Westpac challenges Big Four norms with rate cut

Westpac joins Macquarie with new one-year fixed rate reduction

Westpac challenges Big Four norms with rate cut

News

By Mina Martin

Westpac has adjusted its fixed mortgage rates, placing itself in a leading position alongside Macquarie by offering a 5.69% p.a. rate for borrowers with a loan-to-value ratio (LVR) of less than 70%, Mozo reported.

This rate adjustment puts Westpac at the forefront of the fixed-rate market.

NAB’s initial reduction surpassed

Last week’s announcement by NAB marked the first rate reduction among the major banks in 2025, with cuts reaching up to 0.25 percentage points for owner-occupier loans.

Despite these reductions, NAB’s lowest rates remained above 6%.

Westpac has now overtaken NAB by offering a significantly lower rate of 5.69% for certain borrowers, creating a new competitive edge in the banking sector.

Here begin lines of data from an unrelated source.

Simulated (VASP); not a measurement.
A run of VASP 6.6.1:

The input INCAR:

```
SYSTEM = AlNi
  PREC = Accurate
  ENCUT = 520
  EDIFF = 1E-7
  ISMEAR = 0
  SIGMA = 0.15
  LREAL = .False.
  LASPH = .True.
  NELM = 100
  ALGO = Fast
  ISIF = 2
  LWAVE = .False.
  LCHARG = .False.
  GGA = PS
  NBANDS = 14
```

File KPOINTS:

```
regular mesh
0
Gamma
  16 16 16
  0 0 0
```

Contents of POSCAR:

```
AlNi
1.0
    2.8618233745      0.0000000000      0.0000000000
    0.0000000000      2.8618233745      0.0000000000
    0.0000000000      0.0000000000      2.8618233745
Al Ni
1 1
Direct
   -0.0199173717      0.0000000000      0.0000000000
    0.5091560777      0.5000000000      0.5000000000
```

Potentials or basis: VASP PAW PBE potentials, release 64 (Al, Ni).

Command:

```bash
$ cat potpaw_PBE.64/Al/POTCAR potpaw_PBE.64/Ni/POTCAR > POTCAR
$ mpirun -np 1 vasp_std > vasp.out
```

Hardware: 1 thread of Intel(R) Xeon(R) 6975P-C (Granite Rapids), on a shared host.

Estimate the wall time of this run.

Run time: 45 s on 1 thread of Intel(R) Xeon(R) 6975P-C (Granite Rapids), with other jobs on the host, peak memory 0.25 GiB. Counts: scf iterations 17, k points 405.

Here's a comparison of the Big Four's 1-year fixed rates following Westpac's recent reduction:

Strategic rate cuts across Westpac brands

Westpac announced reductions ranging from 20 to 40 basis points across its one- and two-year fixed home loan rates, with its regional brands – BankSA, Bank of Melbourne, and St. George – seeing cuts of 30 to 40 basis points.

These adjustments include both packaged and non-packaged loans, intensifying competition within the mortgage industry.

See table below for the leading fixed rates by term, according to Mozo.

Mozo insights on market dynamics

Peter Marshall (pictured above), a Mozo banking and rates expert, highlighted the significance of Westpac’s rate cut, noting its rarity and potential market impact.

“Westpac’s cut … has propelled it to the top of the one-year fixed rate leaderboard next to Macquarie, which is an unusual move for a Big Four bank,” Marshall said.

He also highlighted the broader implications for the home loan market and potential signals of impending rate cuts by the Reserve Bank (RBA), with all big four banks anticipating a rate cut this February.

RBA rate decisions under scrutiny

Despite the rate reductions by Westpac and NAB, experts, including Mozo’s Peter Terlato, suggested that RBA is likely to maintain the current cash rate in the upcoming decision.

Core inflation remains above the target range, and while economic growth has slowed, it has not reached levels that typically prompt a rate cut. The employment landscape, despite a slight increase in unemployment, continues to show resilience.

Mozo’s rate outlook: holding steady

Terlato’s analysis indicated that, despite growing speculation, RBA might opt to hold the rate steady in February, awaiting further economic indicators. The ongoing strength in employment and the current inflation rate suggest that immediate rate cuts may not be warranted, pointing to a cautious approach from RBA in the near term.